A $500 Premium? The Value of Walkability: Figure 1
Downtown DC by Shay Thomason

Expanding on the finding that more walkable neighborhoods have higher home prices, a new study released by the Brookings Institution takes a look at exactly how the numbers break down.

Brookings ranked neighborhoods around DC using a scoring system that took into account features like connectivity, density, proximity of uses and traffic measures. It then separated the neighborhoods into five levels of walkability. According to the report, a jump up to the next level of walkability (from Wheaton to Adams Morgan, for example) can yield significant increases in housing prices and rents. It concluded that the most walkable neighborhoods in the area are Georgetown and Courthouse and the least are along sections of New York Avenue and Naylor Road.

From the report:

A one-level (or approximately 20 pt) increase in walkability translates into a $8.88 value premium in office rents, a $6.92 premium in retail rents, an 80 percent increase in retail sales, a $301.76/square foot premium in residential rents, and a $81.54/square foot premium in residential housing values.

A $500 Premium? The Value of Walkability: Figure 2
Courtesy of Brookings.

The report concluded that it’s also valuable to be clustered near other walkable neighborhoods. Compared to standalone walkable areas, the clustered neighborhoods commanded nearly 41 percent more in office rents, 47 percent more in retail rents, and nearly 31 percent more in residential rents. The chart above shows that there is about a $500 difference in the average rents between standalone walkable areas and those that are clustered.

All of this points to a shift in preferences that UrbanTurf has been seeing for some time: suburbs are out, and walkable urban centers are in. Also, prices are high because of a supply/demand problem: more people want to live in walkable neighborhoods than the current housing inventory allows.

People talk about this shift all the time, but the authors of this report are hoping that by attaching real numbers to the economic benefits of living and setting up shop in a walkable neighborhood, policy makers and developers will be able to move quickly to create the kinds of neighborhoods people want to live in.
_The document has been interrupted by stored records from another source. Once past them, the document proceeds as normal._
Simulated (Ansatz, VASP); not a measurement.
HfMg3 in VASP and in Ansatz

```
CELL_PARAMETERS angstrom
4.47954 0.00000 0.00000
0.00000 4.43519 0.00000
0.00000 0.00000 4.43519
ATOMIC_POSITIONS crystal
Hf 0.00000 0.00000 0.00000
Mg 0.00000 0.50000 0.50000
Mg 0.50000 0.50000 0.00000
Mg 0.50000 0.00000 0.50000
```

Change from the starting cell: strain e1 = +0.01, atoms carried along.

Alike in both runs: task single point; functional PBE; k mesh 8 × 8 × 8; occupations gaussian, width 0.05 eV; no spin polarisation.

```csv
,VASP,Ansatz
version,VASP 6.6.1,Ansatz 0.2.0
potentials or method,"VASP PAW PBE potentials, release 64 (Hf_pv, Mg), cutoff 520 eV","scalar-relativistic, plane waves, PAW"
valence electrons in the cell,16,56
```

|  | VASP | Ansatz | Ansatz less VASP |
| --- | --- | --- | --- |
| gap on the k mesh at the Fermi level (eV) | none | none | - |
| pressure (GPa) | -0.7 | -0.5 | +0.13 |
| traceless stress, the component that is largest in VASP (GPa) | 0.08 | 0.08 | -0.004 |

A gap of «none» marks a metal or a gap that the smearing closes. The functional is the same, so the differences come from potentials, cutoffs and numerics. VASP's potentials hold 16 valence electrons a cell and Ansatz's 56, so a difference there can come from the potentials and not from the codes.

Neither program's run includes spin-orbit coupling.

See other articles related to: walkable, walkability, brookings institution

This article originally published at https://dc.urbanturf.com/articles/blog/the_value_of_walkability/5587

2 Comments

  1. JP said at 1:12 pm on Wednesday May 30, 2012:
    I read this report a few days ago and was amazed that somebody spent time researching anything this obvious. Also, I found it odd that the study was attributing the income and educational attainment of certain neighborhoods to be a result of proximity to a number of desirable amenities. The problem is the report leads you to conclude that amenities drive up the value of a neighborhood which is a totally false pretense. The evolution of a neighborhood begins with demographics, and amenities follow. Not the other way around. Businesses and other amenities tend to follow the path of money. When you have a neighborhood with a high concentration of wealthy residents, a wide variety of businesses will relocate to capitalize. Businesses don't usually move to high crime, low income neighborhoods in hopes of attracting the right demographics. The study was a complete waste of time and somehow arrived at incorrect conclusions
  1. mmmmmmmark said at 6:59 pm on Wednesday May 30, 2012:
    I have to disagree completely. I read this report as well and to call it a "complete waste of time" is awfully shortsighted. It is a useful economic exercise that provides insight into how neighborhoods work and why development goals have been changing recently to offer more walkable, mixed use environments. To say that the report finds that proximity to amenities causes income and educational attainment is a grossly incorrect interpretation. The income, educational, etc attributes of a neighborhood's residents is not a result of the amenities, the amenities happen to draw people with these specific attributes. I also don't understand how you can argue that amenities don't drive up the value of a neighborhood. If they don't, then what does? I argue that business don't follow the path of money, but opportunity, which should lead directly to 'money' if the right opportunities are chosen. Businesses don't ONLY sprout up in areas with wealthy residents, they also appear in areas expected to grow, or where they can more effectively target the right customers. Take H Street. Do you think the businesses there started because of "a high concentration of wealthy residents"? I sure don't. They moved there because of opportunity and the prospect that the area would grow into a hip neighborhood where customers with disposable income would want to visit and live. So to say that "businesses don’t usually move to high crime, low income neighborhoods in hopes of attracting the right demographics." is false.